Dear Bart,
I've read your comments on the above process a few times, and considering your expertise I'd love to try it out. It is however a little confusing to me with all the steps and possible options during these steps. I'm sorry to bother you, but could you provide us with a step by step tutorial on this process, assuming we have the correct software installed already?
Hi, no problem.
1. Take an unsharpened Raw conversion. No sharpening artifacts can exist, because none are created.
2. Up-sample to e.g. 300%, preferably with a very good algorithm that creates very few artifacts. While not perfect, Bu-cubic Smoother will often do (although it does produce halo) good enough, especially if the prior image was not sharpened yet.
3. Use a deconvolution sharpener, PS Smart Sharpening, or Topaz Labs Infocus, or FocusMagic. Expect to use a radius that is also 3x larger than you would use otherwise.
4. Down-sample to the original image dimensions, regular bi-cubic will do, but better algorithms are always beneficial.
5. Add a final bit of very small radius deconvolution sharpening to offset the down-sampling blur.

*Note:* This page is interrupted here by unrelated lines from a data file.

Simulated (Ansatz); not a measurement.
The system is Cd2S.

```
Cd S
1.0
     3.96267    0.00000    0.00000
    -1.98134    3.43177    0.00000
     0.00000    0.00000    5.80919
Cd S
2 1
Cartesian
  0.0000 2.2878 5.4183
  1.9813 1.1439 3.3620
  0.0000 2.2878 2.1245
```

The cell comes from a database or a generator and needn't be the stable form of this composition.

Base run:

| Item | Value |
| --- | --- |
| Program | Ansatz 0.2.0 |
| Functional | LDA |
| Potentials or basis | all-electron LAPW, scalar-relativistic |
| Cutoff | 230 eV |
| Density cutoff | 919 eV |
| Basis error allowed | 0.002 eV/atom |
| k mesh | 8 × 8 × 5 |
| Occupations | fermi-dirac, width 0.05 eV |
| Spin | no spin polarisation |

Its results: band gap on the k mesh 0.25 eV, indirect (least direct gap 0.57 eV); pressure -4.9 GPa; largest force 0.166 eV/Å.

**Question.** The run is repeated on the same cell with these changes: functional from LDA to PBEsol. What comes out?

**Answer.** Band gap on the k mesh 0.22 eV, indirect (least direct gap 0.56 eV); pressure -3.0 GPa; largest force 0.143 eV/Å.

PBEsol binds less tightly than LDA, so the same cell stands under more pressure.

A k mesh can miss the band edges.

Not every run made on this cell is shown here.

In my case, I have all the software you discuss and am shooting Nikon D800e, Sigma DPM series, Ricoh GR.
Why does up-sampling, deconvolve sharpening, then down-sampling again give superior results over simply deconvolve sharpening the original file at original size?
First of all, we have to consider that it would not help or be necessary if we had a perfect model of the blur PSF, and high precision data values. If we did have such a PSF and image data, convolution with that PSF would be exactly reversible by deconvolution with that same PSF. We also need to understand that our original image is not a perfect representation of the projected image. Our image is stored in a sort of rectangular grid of what seems to look like squares.
What we are actually looking at is a grid with brightness samples taken at those grid positions, more like 'blobs of brightness' than squares. By interpolating we create an image that looks more like those blobs, with smooth transitions between them. We usually do not add resolution, so we need not worry too much about adding aliasing when we down-sample at a later stage.
When we deconvolve this up-sampled representation we also have more intermediate brightness positions available to model the transitions between the original samples in a smooth way. It is also easier to see if we apply too much deconvolution, because we are looking at larger areas with information that should remain somewhat smooth, not blocky.
Deconvolution will affect all spatial frequencies, also lower frequencies (giving more punch to the entire image, a sort of clarity on a feature size level, not just contrast), but the
most effect will be there where the (original + up-sample) blur matches the deconvolution PSF. Since we can push the deconvolution pretty far on the enlarged image without creating immediately noticeable artifacts, we can possibly get more effective results (also at lower spatial frequencies).
When we now down-sample again, the risk of introducing down-sampling artifacts is pretty low, because we have not really created resolution in excess of what we originally started with (we're still under-sampled), but the resolution of the original image
was restored to a higher resolution level. Down-sampling with e.g. Bi-cubic will still blur the image a bit, but it will be sharper and more accurate that what we started with. To remove that down-sample blur we can do a final small radius sharpening.
This procedure works best on well-behaved original image data, AA-filtered and not yet sharpened. Using 16-bit/channel data helps but having more interpolated pixels also benefits originals with only 8-b/ch.
As always, one can combine this procedure with the use as a Luminosity Blend-if layer, just for the sharpening. That will reduce the effect of noise, and allow the use of masks, e.g. to mask out smooth sky regions. Just do the sharpening up/down sample on a copy of the image, and use the result as a layer. Before down-sampling one can disable the layer because it will only add to the risk of aliasing upon down-sampling.